When possible stay in the shadows, with the sun coming from your back, into your prey's eyes.
Use cover; not just in front, also behind, to "break-up" your human form. Never walk in the open, if you must; make your exposure as brief as possible.
Eliminate all but the most essential gear.
Clothing and gear; especially foot-gear, needs to be versatile, comfortable, and quiet. How, when, and where you hunt will dictate what is needed. Binoculars; for example, are a burden in some places and essential in others.
Camo clothing is helpful; face-mask and gloves are good, but they can be uncomfortable; the mask may restrict your vision. Some hunters wear camo make-up.
Learn to read the deer's body language, know their habits, ... Know the area's vegetation, terrain, ... You need many skills, considerable knowledge, and a little luck to have any success.
Stalking, still hunts; with a gun are challenging; with a bow, the ultimate at score-your-hunting.

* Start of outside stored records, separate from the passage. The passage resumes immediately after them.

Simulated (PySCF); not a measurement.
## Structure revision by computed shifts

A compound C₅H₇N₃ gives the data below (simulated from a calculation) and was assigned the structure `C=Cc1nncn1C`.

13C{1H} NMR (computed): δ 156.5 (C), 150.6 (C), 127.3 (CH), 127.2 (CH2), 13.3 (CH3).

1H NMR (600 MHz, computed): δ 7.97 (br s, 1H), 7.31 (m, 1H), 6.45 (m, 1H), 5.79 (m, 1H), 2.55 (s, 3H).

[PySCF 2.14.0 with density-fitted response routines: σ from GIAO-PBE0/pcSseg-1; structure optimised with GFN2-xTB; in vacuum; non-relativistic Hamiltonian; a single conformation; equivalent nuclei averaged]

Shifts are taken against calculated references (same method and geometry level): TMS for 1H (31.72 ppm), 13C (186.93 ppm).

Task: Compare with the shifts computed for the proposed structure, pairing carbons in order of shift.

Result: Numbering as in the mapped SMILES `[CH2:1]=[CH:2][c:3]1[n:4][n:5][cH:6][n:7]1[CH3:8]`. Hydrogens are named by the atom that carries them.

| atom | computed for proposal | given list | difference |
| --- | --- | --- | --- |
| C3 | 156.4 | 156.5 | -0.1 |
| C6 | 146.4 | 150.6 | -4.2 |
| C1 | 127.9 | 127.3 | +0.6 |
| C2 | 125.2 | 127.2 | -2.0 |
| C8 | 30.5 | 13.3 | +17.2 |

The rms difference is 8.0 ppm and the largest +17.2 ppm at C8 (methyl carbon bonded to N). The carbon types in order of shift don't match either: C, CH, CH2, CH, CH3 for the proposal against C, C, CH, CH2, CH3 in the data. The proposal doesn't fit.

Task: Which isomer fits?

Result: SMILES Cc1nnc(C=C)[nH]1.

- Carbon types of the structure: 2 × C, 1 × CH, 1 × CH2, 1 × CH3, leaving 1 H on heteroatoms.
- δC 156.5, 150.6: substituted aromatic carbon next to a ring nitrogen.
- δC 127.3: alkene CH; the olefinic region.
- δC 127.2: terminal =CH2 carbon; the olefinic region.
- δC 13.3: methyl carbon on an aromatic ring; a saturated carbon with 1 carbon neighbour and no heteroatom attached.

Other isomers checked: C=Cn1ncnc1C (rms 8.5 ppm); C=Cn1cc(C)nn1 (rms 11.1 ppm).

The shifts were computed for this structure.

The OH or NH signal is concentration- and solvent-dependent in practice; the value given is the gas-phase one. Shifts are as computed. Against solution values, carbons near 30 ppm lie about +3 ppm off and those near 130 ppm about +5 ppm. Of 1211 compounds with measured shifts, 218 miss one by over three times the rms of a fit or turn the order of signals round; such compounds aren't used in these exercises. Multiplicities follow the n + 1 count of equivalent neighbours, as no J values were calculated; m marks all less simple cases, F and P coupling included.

Some are really difficult to see; especially in this small picture. I was there and did't see half of them. There were actually 12 or more who spooked a few seconds after the picture. #1,2,3, are easy to see, I spotted them at 40 MPH. I didn't see #4 until I magnified the photo and realized that #3 had 4 ears. #5 is fairly easy to see, #6 is above the number standing, but #7 is also standing behind some brush and the clue is the horizontal line of her back. #8 is only a rounded hump showing and most difficult to spot.